Imperial War Museum North: the pitfalls of novelty

In the first few years of the National Lottery, museums were built employing architects who had no interest in museums per se but instead limitlessly indulged their own vanity. Those who drew attention to the blatant unsuitability of resulting buildings were dissed as old-fashioned, traditional and behind the architectural times. The result of this defended process was that buildings materialised which were uniquely unsuitable. This building-for-appearances sake continues but, following numerous notable failures, sensible scepticism is growing.

One might reasonably ask why museum trustees went along with this philosophy in the first place. Surely they should have realised at the time the unsuitability of structures such as the Imperial War Museum North. One supposes the commissioners of such a pisspoor building wanted to be seen as ambitious, forward looking, and willing to embrace the new even if it was fundamentally crass. They did not want to appear cautious or conservative: indeed, it’s a certainty they wouldn’t have been appointed as trustees if they were. And you can bet your pension that the Lottery, with its hand-picked State Art assessors, wouldn’t consider supporting any plan without the cutting-edge novelty added by one of its approved architects. During this process the basic intellectual challenge in any building, that originality of design should be matched to suitability of purpose, was waived.
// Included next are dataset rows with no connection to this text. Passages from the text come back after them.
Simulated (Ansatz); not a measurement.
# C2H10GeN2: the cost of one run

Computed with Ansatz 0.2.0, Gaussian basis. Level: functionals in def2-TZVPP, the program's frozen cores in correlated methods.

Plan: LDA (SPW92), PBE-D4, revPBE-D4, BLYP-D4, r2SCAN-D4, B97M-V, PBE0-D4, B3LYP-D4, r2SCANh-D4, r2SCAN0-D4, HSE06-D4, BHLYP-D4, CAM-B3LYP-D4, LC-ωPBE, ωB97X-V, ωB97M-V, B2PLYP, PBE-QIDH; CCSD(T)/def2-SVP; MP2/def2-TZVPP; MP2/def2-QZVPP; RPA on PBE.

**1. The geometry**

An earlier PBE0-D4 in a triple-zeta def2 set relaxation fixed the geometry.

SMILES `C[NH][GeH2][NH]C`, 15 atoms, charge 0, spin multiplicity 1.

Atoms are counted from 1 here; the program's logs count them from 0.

The Imperial War Museum North is a horrible failure. Twelve years after opening it is already dilapidated and its inadequacies depressingly apparent. Even in warm weather the attendant showing people to a concealed concrete entrance has to be dressed for the Pole because a vortex of cold wind rushes through an ugly, skeletal and empty tower. And so much of this building is also empty. Like many such developments it looks huge and unusual from a distance and cheap, jerry-built and cramped on arrival.

The exhibition space is an asymmetrical, gloomy shed, high roofed and echoing, where it is hard to find bearings. Corridors are poky, meandering and seemingly ad hoc and there are no galleries for showing the pictures of the best collection of 20th century British art outside the Tate.

Gilbert Rogers’s Ypres, 1915 (above), 11 by 15 feet, is being exhibited for the first time in a century. It shows the work of the RAMC and the British Red Cross tending wounded at a dressing station during the first battle of Ypres in 1914. You might have thought they would have exhibited this picture prominently, but instead it is stuck behind a staircase because they can just about wedge it in there, but nowhere else. You can’t see it comfortably. It was worth pulling out of store but they had nowhere to show it properly in a museum they had themselves commissioned. The fact that the IWMN displays, as currently organised, constitute an unordered, noisy ‘Visitor Experience’ of conflicting flashing projections in which every surface is ripe for films and animations is another serious problem. The place has more in common with a multiplex than a museum.

With the IWM’s London headquarters unluckily closed for the first half of this WW1 centenary year, how easy it ought to have been to truck up to this outpost some of the great First World War pictures currently not on show. But there isn’t anywhere to put them. Indeed, the exhibition area is tiny compared to the overall dimensions of the site and the outer bluster of the structure.

How did the trustees fall for this turkey of a stunt without asking obvious questions about its unsuitability? Doubtless they were intimidated by architect Daniel Liebeskind spinning them a line about the globe being shattered and the pieces being reconstructed in a way which would “emotionally move the soul of the visitor toward a sometimes unexpected realization”. That’s the sort of bollocks mouthed by the desperate in all professions. The fact is the trustees were sold a pup by a silvertongue. Thus was a worthwhile project sacrificed to the whim of an architect whose one London building on Holloway Road is the capital’s tackiest eyesore.

We inhabit an age when it is impossible to expect a new museum capable of showing exhibits well. Why has it become impertinent to demand a building fitted to its purpose?